Sam Samiee, The Unfinished Copernican Revolution, 2018. Photo: Timo Ohler.

The biennale’s three main venues, which besides the Akademie are KW Institute for Contemporary Art and ZK/U – Centre for Art and Urbanistics, are dominated by paintings and material-fixated installations. Some of these, such as Sam Samiee’s painting installation The Unfinished Copernican Revolution (2018) at the ZK/U, are stand-out pieces. Samie treats two-dimensional surfaces and objects equally as substrate for his garish colourism, which combines sensuality and humour in a refreshing manner. As if to give us permission to notice humour in the paintings, Samie turns to a cute slapstick gesture. He has populated one wall with a swarm of cut-out photocopies of a pair of painted Y-front underpants. By contrast, many other works are unmemorable and simply vanish into the white noise of artness that infuses Berlin this summer.

This innocuous orientation came as a surprise after reading the irate rhetoric in which this biennale team’s efforts are couched. In the official curatorial statement as well as in several transcribed discussions and interviews (including in the early pages of the exhibition catalogue), the curators lay out their refusal to explain their positions or interests to their audience. In an interview in the catalogue, Ngcobo states that our demands for explanations from the curatorial team constitute a form of racism since similar demands wouldn’t be made, or wouldn’t be made in the same way, of white curators. Quoting Toni Morrisson, Ngcobo says that this racism “keeps you from doing your work”. De Paul Souza elaborates, explaining that explaining is a kind of unacknowledged labour perpetuated by colonialistic inequality. He writes, “Transparency is something important for people who want to be served. … They need to understand what’s going on, because that is what they expect us to do, for them.”

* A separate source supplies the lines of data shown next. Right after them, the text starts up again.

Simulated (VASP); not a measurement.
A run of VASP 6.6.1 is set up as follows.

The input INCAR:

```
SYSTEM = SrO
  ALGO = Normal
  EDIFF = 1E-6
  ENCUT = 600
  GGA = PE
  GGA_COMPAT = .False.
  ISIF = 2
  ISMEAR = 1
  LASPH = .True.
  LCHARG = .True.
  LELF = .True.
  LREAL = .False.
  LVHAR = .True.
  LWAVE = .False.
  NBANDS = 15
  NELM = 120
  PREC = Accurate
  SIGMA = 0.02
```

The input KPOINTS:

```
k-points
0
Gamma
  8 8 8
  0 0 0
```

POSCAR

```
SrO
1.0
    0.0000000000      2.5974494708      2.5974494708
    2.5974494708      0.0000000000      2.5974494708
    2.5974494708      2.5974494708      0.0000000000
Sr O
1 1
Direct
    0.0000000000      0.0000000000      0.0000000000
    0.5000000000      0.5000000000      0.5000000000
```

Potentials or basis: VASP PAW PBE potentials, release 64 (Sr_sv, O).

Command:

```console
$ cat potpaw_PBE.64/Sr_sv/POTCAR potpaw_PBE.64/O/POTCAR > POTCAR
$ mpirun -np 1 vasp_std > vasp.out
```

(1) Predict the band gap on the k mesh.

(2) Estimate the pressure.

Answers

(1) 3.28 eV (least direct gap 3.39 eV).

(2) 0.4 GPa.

Belkis Ayon, La consagración, 1991. Photo: Jose A. Figueroa.

Their botheration is with a very real assumption within the art world: that identity politics are the proper purview of cultural workers who are of colour, that these professionals are more inclined to address issues of representation and identity than their white counterparts. But instead of simply refusing to explain their position, the curators of this year’s biennial create an elaborate theatre of refusal that is re-enacted on every textual platform available. It becomes a Brechtian struggle to make us aware of all the not-explaining that is going on.

Indeed, zero art is explained in the exhibition venues, thematically or otherwise, and this potentially facilitates the white noise effect previously mentioned. Everyone is ignorant of something, and without the occasional didactic nudge our ignorances do not easily shift. This absence of curatorial direction allows great freedom to the viewer, and certainly forces us to look to the artworks themselves for narrative or rhyme. These might not be there, but exhibition conventions have taught us to look for them.

Perhaps I am just a good learner, but their selection of works, particularly in the Akademie der Künste exhibition, appears to pick a distinctive path through history and politics. This venue gives prominence to abstract paintings by Moshekwa Langa and Norwegian-Namibian artist Herman Mbamba, as well as fictional impressionist-tinged portraits by Lynette Yiadom-Boakye. Boakye has cited Edgar Degas as a stylistic influence, but I also think of Edouard Manet’s portraiture with its solid black shadows, sensual stares and watery eyes. The invocation of Manet recalls a moment in history when photographic lighting was drastically altering the way painters understood both black tones and human flesh tones, but brown-skinned subjects were all but omitted from their epiphanies. As if editing the past, Boakye’s ongoing artistic project is to find a full painterly lexicon for rendering “black” skin, and along the way to unseat a prevailing position that pale skin tones are normative. The “flesh”-coloured crayon is still always pale pink.

Firelei Báez, 19° 36’ 16.89“ N, 72° 13’ 6.95“ W) / (52.4042° N, 13.0385° E, 2018. Photo: Timo Ohler.

Without contextual knowledge a viewer could be forgiven for thinking that Langa and Boakye are implicitly connected to the traditional ethos of painting held aloft by the Akademie der Künste, a historical member’s organisation that has best served the interests of white male artists. This is no doubt part of the significance of showing them in this venue: it constitutes a dig at narratives of inclusion and exclusion. However, alongside Sara Haq’s whimsical multi-room installation Trans-plant, for example, in which stalks of field grass are inserted between parquet tiles, the paintings come across as the marketable offering on an art fair booth. To someone who received their art education in Johannesburg (me), a city permanently on the brink of being overgrown by something, grass popping up in the gallery is not that strange. In Europe, where subtle environmental interventions like this have been common parlance at main stream art fairs since the early 2000s, perhaps it is not so strange either.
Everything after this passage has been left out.